THE OZONE FADING OF TRADITIONAL NATURAL ORGANIC COLORANTS ON PAPER
Paul M. Whitmore, Glen R. Cass, & James R. Druzik
THE AUTHENTICITY OF THE natural pigments obtained from museum collections was tested by a variety of analytical techniques. Solubility tests and color reactions8–11 were usually performed first, for not only did these tests provide a great deal of information (often sufficient for a definitive identification), but the solutions generated in these tests could also be used in subsequent analyses. Transmission spectra of pigment solutions were recorded in the 380 nm–700 nm range on a Diano Match Scan II spectrophotometer and were compared to literature results12 or to spectra of reliable samples obtained from suppliers of artists' materials (Windsor & Newton, Fezandie & Sperrle, Cerulean Blue, A. F. Suter Co.), chemical supply houses (Aldrich, Sigma), and from Prof. Helmut Schweppe. Thin layer chromatography on polyamide plates was performed according to published procedures,11 and comparison to authentic reference samples permitted differentiation of closely related colorants, such as cochineal and lac lakes, or various yellow lake pigments derived from different plants. The results of these analyses indicate that most of the pigments tested which bear the names of natural colorants were genuine. Only these natural colorants whose chemical compositions could be established were included in the ozone exposure test. The complete list of the natural organic colorants tested is shown in Table 1, along with the Color Index designation for each. Also shown are the number of different examples of each colorant which were tested. These multiple samples reportedly represented various shades, manufacturers, or dates of manufacture for a single coloring agent, but this information could not be substantiated in most cases.
Table 1 The traditional natural organic colorants tested in this experiment. Also shown are the Color Index designation and the number of different examples of each colorant.
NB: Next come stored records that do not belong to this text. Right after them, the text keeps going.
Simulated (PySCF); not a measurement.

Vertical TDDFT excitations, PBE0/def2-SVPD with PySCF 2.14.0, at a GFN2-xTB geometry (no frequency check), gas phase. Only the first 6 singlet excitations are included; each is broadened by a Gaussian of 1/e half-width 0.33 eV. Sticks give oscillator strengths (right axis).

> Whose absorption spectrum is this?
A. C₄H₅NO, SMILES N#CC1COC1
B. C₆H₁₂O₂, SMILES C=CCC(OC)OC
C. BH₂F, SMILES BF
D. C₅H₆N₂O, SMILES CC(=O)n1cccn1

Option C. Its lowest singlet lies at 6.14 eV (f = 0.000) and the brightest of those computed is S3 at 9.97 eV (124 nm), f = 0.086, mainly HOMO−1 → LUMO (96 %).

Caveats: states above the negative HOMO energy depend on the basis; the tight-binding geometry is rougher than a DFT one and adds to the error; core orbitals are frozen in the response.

Because of the limited availability of many of the natural colorants tested, a technique was developed which allows preparation and study of very small (milligram) quantities of pigment on paper in the absence of any binder. A suspension of pigment in about 1 ml of volatile solvent was airbrushed (Iwata HP-A) onto a 1″ × 2″ piece of watercolor paper (cut from 22″ × 30″ sheets of Arches 140 lb. hot-pressed paper) through a stainless steel mask with a 1 cm diameter hole. This produced an even, matte 1 cm spot in the center of the paper, and the pigment particles were embedded into the paper securely. Repeated color measurements of a number of control samples were made prior to exposure to verify that routine handling did not produce a measurable color change due to loss of pigment from the samples. (Four colorants—curcumin, dragon's blood, gamboge, and saffron—were applied as dye solutions rather than as pigment suspensions.) An effort was made to produce samples whose reflectance at the wavelength of maximum absorption was about 40%, for at this initial reflectance the color change has been found to be most sensitive to changes in the colorant concentration.13
Reflectance spectra were measured using the Diano Match Scan II, with the spot size of the light beam limited to 7 mm using the small-area-view option. This small sample size reduces the signal-to-noise ratio of a measurement and also increases the sensitivity to inhomogeneity of the pigment samples, so a jig was made to hold the paper samples in a reproducible position in front of the sample port of the spectrophotometer. This allowed precision of a few percent in reflectance measurements, or an uncertainty in ΔE of less than about 1 unit. The instrument was calibrated with a standard white tile (referenced to an NBS standard) and, owing to the translucence of the paper samples, this tile was used as a backing during reflectance measurements. The calibration and reflectance spectra were all recorded with the specular beam excluded. Reflectance measurements were made at 2 nm intervals from 380 nm to 700 nm and were stored on floppy disks. Chromaticity coordinates and color differences (using the CIE 1976 L∗a∗b∗ formula) were calculated for the CIE Illuminant C.14 Munsell color notations were subsequently calculated from these chromaticity coordinates.15
The ozone exposure apparatus has been described in detail elsewhere.1 Briefly, an airstream was pumped through a series of filters to remove existing pollutants. Following humidification, the air flow was irradiated by ultraviolet light from a mercury vapor lamp housed in a commercial ozone generator (Ultra Violet Products SOG-2) and then admitted to the exposure chamber through a perforated Teflon tube. The ozone concentration inside the chamber was measured continuously with a UV photometric ozone monitor (Dasibi Model 1003 AH), and a computer interfaced to the ozone monitor automatically collected and stored the average ozone concentrations during the course of the exposure.
Samples of all the colorants on paper were prepared and mounted on anodized aluminum panels. These panels were hung in the exposure chamber adjacent to the chamber walls, with the samples facing the interior of the box. The colorants were exposed to 0.397 ± .007 parts per million (ppm) ozone at 72°F and 50% RH in the absence of light for 12 weeks. The samples were removed and reflectance spectra recorded after 1, 2, 3, 4, 6, 8, and 12 weeks of exposure.